It is something of a shame that this is the case, but when a company is in dire straits, employees are often the last to know. It may seem that there is a practical utility to this – for example, the desire to avoid any mass exodus of staff – but not informing employees of a company’s fortunes (especially when they could potentially help) is the mark of the company with a poor employer-employee relationship. Perhaps that’s why it’s failing in the first place.
A good employer will always intimately involve employees in the company’s fortunes, rewarding them when things are going well and being frank and honest when they are not. So much so is this the case that it can make for a good means of deciding whether the company you work for is worth sticking with or if the time really has come to jump ship. In other words, if you have to find out yourself – from an analysis of the typical warning signs – that a company is failing because higher management has failed to inform employees of this fact (or, worse still, have lied about the state of the company) then it certainly isn’t worth sticking around.

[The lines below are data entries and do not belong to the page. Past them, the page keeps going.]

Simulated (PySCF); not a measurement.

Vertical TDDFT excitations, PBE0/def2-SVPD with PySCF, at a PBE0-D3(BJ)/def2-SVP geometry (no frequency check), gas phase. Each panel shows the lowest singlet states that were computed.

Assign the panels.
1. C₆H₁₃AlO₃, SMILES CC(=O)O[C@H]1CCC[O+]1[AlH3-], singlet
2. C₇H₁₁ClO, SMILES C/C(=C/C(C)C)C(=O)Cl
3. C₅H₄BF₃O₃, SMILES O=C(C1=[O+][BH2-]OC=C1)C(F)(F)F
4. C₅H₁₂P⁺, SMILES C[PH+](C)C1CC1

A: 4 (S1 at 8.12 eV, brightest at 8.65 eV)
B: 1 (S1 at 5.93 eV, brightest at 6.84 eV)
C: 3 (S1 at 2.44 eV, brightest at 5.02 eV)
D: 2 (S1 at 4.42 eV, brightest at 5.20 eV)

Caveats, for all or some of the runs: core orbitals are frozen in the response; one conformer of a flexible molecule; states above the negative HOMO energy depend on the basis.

The Importance of Knowing When All is Not Well
But before you go trying to figure out your employer’s fortunes, you need to know what the signs of a failing company actually are. Not all companies that suddenly inaugurate a hiring freeze, for example, are necessarily going to tank. Nevertheless, a hiring freeze is one of the many signs, and if it is detected in conjunction with a few of the others, then you can begin to put together a conclusion. Only bear in mind that you should try to identify a few of the most common warning signs before you make any drastic decisions.
But be in no doubt, if you can put together a reliable picture of a company on the slide, then it is time to start considering other options. And when looking for new employment, consider the warning signs once more, as you could avoid the same fate repeating itself. Once bitten, twice shy, and all that.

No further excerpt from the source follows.